Brent and US crude futures fell on Friday and headed toward weekly losses as ample supply and bulging inventories continued to keep prices in check after a rally to 2015 peaks earlier in the week.

“Though the data showed US crude inventories fell last week, the products inventories were up, so it looks like the crude is just being turned into products,” said Dominick Chirichella, senior partner at the Energy Management Institute in New York.
Crude futures turned lower after gaining earlier in the day on news that US job growth rebounded last month and also from data showing strong Chinese crude oil imports in April.

Brent June crudewas down 81 cents at $64.73 a barrel at 11:02 a.m. EDT (1502 GMT).
Off more than 2 percent for the week after hitting a 2015 peak at $69.63 Wednesday, Brent is poised to snap a string of four weekly gains.
US June crude was down 36 cents at $58.58 a barrel.
After reaching its 2015 peak at $62.58 on Wednesday, US crude was on pace to post a small weekly loss after eight consecutive weekly gains.
Government data showing US crude stocks fell last week helped spark Wednesday’s rally, but the report also showed gasoline and distillate stockpiles rose.
Crude prices tumbled on Thursday as a resurgent dollar helped pressure dollar-denominated oil, and the US currency was up again on Friday.

Data on Friday showed China’s crude oil imports hit a record high in April, but traders noted that low prices encouraged stockpiling and pointed to plunging coal and copper imports as signs of slowed economic growth.
Nonfarm payrolls increased 223,000 in the US in April, but March payrolls were revised lower to only 85,000, the least since June 2012.
Analysts said Brent seemed capped around $70 as oversupply continued and US producers, who have sharply reduced drilling in recent months of low prices, could increase production as prices rise.

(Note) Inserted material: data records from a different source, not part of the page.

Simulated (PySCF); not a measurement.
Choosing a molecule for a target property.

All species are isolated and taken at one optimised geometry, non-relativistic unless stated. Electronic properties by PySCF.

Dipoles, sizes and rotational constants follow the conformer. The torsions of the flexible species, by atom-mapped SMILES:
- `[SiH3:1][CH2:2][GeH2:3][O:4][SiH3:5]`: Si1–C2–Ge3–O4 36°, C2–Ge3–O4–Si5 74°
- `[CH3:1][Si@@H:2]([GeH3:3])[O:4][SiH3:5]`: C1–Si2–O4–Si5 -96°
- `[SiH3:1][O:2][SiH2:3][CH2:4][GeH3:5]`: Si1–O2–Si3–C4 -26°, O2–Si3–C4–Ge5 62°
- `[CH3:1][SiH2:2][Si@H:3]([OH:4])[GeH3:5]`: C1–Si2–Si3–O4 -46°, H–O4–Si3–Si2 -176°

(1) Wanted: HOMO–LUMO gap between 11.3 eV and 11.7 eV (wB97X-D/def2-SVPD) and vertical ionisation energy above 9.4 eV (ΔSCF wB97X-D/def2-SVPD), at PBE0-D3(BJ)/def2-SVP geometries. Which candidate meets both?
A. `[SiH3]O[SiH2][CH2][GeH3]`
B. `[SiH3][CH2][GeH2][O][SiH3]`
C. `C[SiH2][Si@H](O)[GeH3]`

“The small drop in US production in recent weeks certainly does not justify the 30-40 percent price increase” since January, said Hans van Cleef, senior energy economist with ABN AMRO.
“The oil market is still very much supply-driven, and in the end, we face a huge oversupply.”
Later on Friday, oil services company Baker Hughes will publish its weekly US oil rig count, a key data point for the industry’s activity which has declined for 21 straight weeks.